Saltwire officials confirmed in November that subscribers to several of its dailies in Nova Scotia and Prince Edward Island would be switched to these newspapers' online editions. These include The Chronicle-Herald, Nova Scotia's only remaining daily provincial newspaper, and The Cape Breton Post, the only daily newspaper focusing specifically on the island.
Residents in St. George's Channel, on the Bras d'Or Lake coastline in northern Richmond County, were among the first to go public with concerns that neither daily newspaper would arrive on local doorsteps for the foreseeable future. Monday night's council meeting in Arichat saw Richmond County's Deputy Warden, Brent Sampson, announcing that he had heard similar complaints in his own District Five, which takes in Potlotek First Nation and several of the county's most northeasterly communities.
"We all know a lot of people - and, especially, we have a lot of seniors in our districts - that aren't at all comfortable with using online versions of newspapers," Sampson suggested. "I think this came as a shock to a lot of people, as well as a big disappointment."

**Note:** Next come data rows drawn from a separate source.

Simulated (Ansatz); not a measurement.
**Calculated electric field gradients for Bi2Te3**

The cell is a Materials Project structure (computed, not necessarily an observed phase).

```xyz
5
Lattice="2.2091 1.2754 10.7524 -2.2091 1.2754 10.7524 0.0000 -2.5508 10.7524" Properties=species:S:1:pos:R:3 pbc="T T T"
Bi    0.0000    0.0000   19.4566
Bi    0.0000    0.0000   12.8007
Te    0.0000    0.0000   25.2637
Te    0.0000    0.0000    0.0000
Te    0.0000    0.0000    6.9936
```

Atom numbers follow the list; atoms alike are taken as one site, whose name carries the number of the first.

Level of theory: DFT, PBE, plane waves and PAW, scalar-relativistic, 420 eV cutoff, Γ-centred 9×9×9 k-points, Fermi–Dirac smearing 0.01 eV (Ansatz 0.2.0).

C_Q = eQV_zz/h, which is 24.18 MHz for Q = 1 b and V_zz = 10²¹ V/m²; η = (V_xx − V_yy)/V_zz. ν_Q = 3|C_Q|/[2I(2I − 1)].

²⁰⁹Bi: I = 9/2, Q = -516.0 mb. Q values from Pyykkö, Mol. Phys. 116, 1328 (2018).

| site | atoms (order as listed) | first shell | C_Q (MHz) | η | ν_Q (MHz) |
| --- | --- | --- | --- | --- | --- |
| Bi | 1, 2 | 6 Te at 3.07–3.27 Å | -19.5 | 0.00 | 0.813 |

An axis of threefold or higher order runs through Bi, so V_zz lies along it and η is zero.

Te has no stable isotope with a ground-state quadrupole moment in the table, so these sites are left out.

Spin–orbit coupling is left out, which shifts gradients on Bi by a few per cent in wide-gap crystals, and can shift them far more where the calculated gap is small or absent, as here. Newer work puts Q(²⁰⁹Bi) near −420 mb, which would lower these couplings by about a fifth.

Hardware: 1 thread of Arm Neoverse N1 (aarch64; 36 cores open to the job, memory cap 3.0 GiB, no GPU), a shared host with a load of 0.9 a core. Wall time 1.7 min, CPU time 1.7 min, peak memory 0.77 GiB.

While Sampson and District Three councillor Melanie Sampson - no relation - both agree with the concept that Saltwire's move was a "private business decision" based on shrinking circulation for the company's main newspapers, the Deputy Warden stressed that "it may be in the best interest of our residents" to press Saltwire for a reversal of its rural-delivery decision.
The move comes on the heels of Saltwire Media's announcement earlier this fall that its daily newspapers would stop publishing on Mondays, leaving subscribers with new editions for only five of the week's seven days.